D. N. Majumdar was also involved in the decennial census of 1941 and he carried out an anthropometic and serological survey for the Untied Provinces (now Uttar Pradesh). The legendary statistician P. C. Mahalanobis collaborated with him in this endeavour. His involvement and devotion to the subject may be gauged from the fact that he was the most knowledgeable anthropologist about the tribes and castes.

His knowledge of the Ho of Chotanagpur and the Khasa (Jounsari) of Jounsar Bawar was amazing. The people of Bengal, Gujarat and Uttar Pradesh and the tribals of Baster were intimately known to him. Along with Ferrier Elwin he initiated ‘problem oriented ethnography’.

He founded the Ethnographic and Fold Culture Society, U.P. in 1945 and later on brought a journal The Eastern Anthropologist. The society as well as the journal still remains to remind the world of his immense contribution to anthropology. He lectured at several prestigious universities of the world.

D. N. Majumdar may be regarded as a pioneer among Indian anthropologists to do ‘village studies’. The study of non-tribal peasant society was new trend. “He not only came forward with a ‘model’ of what anthropological village studies ought to be but even undertook the unconventional task of demarcating the social contours of an industrial city.

Along with these he also undertook and completed the evaluation of administratively engineered social change” (Gopal Sarn, 1961). He always remained in the forefront in Indian Anthropology. He was the innovator of acculturation studies as well as ‘theoretically oriented ethnography’.

We do not know of any Indian anthropologies other than D. N. Majumdar, who besides writing tribal monographs, studied various tribes in transition presented a model of anthropological village study, delineated the social contours of an industrial city, carried out anthropometric and serological survey, carried out excavation, influenced And molded a whole generation of anthropologist, a popularized anthropology in every department and acted as patriarch. D.N. Majumdar is the greatest academic anthropologist India has produce so far.

At the time of his death in 1961, he was head of the department he founded and Dean Faculty of Arts. True to his life style and philosophy he expired after an extremely busy day’s work. His bibliography runs into several pages and his works are too well known to be enumerated hail again.

3. M. N. Srinivas:

Mysore Narasimbachar Srinivas (popularly known as M. N. Srinivas) is a highly respected name in the contemporary sociology/social anthropology. He was born in 1961 and received his early education in Karnataka.

He did his Masters in sociology from Mysore University, Ph. D in Sociology from Bombay University and D. Phil in Social anthropology from the Oxford University. Srinivas has taught at Delhi University, M.S. University, Baroda and Oxford University. He has been a recipient of many prestigious awards and fellowships.

The first systematic attempt to define the processes of social change in Indian Society was attempted by Srinivas through his path breaking concept of Sanskritizations and Westernization. This concept was evolved by him in the course of his study of Coorgs of South India, later published as and Society among the Coorgs of South India (1952).
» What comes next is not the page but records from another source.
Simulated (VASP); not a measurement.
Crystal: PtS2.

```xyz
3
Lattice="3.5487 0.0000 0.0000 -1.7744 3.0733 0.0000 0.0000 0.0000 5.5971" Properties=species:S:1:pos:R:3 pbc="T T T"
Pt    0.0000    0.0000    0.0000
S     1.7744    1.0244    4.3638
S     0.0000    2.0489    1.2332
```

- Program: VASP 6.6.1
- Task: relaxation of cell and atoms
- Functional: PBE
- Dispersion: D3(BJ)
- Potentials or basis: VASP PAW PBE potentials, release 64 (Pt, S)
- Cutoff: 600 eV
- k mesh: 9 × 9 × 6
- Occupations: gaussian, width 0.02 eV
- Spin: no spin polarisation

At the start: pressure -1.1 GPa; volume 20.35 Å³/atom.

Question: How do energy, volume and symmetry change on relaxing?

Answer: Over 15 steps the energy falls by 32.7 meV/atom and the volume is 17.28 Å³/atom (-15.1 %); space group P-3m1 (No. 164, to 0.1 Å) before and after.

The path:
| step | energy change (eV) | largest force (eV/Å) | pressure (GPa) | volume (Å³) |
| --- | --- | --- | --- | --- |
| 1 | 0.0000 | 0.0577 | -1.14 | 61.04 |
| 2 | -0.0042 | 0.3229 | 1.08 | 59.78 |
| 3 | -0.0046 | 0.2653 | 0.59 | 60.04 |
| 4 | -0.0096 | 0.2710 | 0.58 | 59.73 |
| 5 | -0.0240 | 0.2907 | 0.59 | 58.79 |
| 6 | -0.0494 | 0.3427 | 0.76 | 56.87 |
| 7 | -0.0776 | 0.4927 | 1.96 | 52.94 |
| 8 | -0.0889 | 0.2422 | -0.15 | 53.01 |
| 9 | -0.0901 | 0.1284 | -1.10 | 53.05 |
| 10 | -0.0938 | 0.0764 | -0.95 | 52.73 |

By providing lead in this direction, Srinivas inspired several Indian Sociologists and social anthropologists to do empirical research on India Society to understand the direction and the process of change hastened by the independence of the country.

Later on, when he published his paper Dominant Caste in Rampura (1959) in American Anthropologists, he gave further lead to the social scientist to understand the contemporary ground realities in village India. The phenomena of power and dominance in village India, to be understood through the concept of dominant caste, provide the basis to understand the nature of socio-economic political change in village India.

When linked with twin concepts of Sanskritization and . Westernization, this concept provide the crucial basis of understand the dynamics of social change were derived from memory after the whole text was lost in a dormitory fire where Srinivas was staying in the Stanford University USA.

Some of his other very well known works are Caste in Modern India (1962), Social Change in Modern India (1966) and India’s Village (ed.) (1955). Beside these and some other books he has also published more than hundred research papers.

M. N. Srinivas in still very active and academically productive. He has trained a whole generation of sociologists and social anthropologists some of whom are occupying prestigious positions in India and abroad.

4. S. C. Dube:

Shyama Charan Dube belongs to that category of social anthropologist who did not do their master’s or Ph.D. specifically in anthropology and yet, like M. N. Srinivas considered top ranking social anthropologist. S. C. Dube obtained his master’s degree in political science (with a special paper on social anthropology).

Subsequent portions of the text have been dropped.